Sunday, September 09, 2007

Refactor By Region

The nature of the software development profession is such that you need to be constantly learning new techniques and improving your style. A side-effect of always seeking to be better is that when you revisit old code it suddenly doesn't seem as good as it did when you first wrote it.

I was revisiting a large class recently and was struggling to navigate between all the methods to follow the logic. I decided to make use of #region blocks (something I rarely do) to help group related methods together and hide less relevant code from view.

By arranging groups of methods together by their purpose, a pattern started to emerge. Each region started to look like an ideal candidate to refactor the code into a new class with a single responsibility. I already had a set of unit tests in place for the existing code so I felt confident in being able to refactor and being able to verify I hadn't broken anything afterward.

What was originally one class became eight, resulting in greater maintainability, testability, and of course readability, solving my original problem. For this class the refactoring by region worked well because I had grouped code by it's behaviour and partly by it's call chain.

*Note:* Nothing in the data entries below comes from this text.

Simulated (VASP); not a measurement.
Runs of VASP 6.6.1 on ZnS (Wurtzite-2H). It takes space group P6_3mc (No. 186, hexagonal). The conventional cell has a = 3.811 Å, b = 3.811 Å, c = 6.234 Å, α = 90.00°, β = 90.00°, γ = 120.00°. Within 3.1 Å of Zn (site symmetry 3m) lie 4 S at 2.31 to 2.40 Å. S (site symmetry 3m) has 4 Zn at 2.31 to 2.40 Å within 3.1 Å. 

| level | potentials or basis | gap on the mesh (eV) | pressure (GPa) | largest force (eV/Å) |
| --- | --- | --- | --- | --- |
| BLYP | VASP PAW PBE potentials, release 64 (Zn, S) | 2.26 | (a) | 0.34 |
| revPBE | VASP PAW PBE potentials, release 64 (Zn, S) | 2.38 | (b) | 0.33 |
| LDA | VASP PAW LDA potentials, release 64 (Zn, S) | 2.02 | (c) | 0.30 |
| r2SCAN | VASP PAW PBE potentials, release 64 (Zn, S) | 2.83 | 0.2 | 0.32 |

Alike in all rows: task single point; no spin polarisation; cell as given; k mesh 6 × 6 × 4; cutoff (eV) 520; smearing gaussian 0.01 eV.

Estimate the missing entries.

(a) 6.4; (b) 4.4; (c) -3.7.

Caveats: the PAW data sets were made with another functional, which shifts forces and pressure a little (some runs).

However, I've seen other approaches to using #region blocks. I've seen all event handlers put in their own region. I've seen collections of overloaded methods grouped by name. I've even seen properties grouped together, method/subs group together, and functions grouped together. In these arrangements not only does a refactoring pattern not automatically emerge but it becomes harder to search for one.

As I mentioned above, I'm not a big user of #regions. This is probably because I try to refactor my code before it gets big enough and because of the region anti-patterns I've wrestled with. I think I might have to give them a second chance.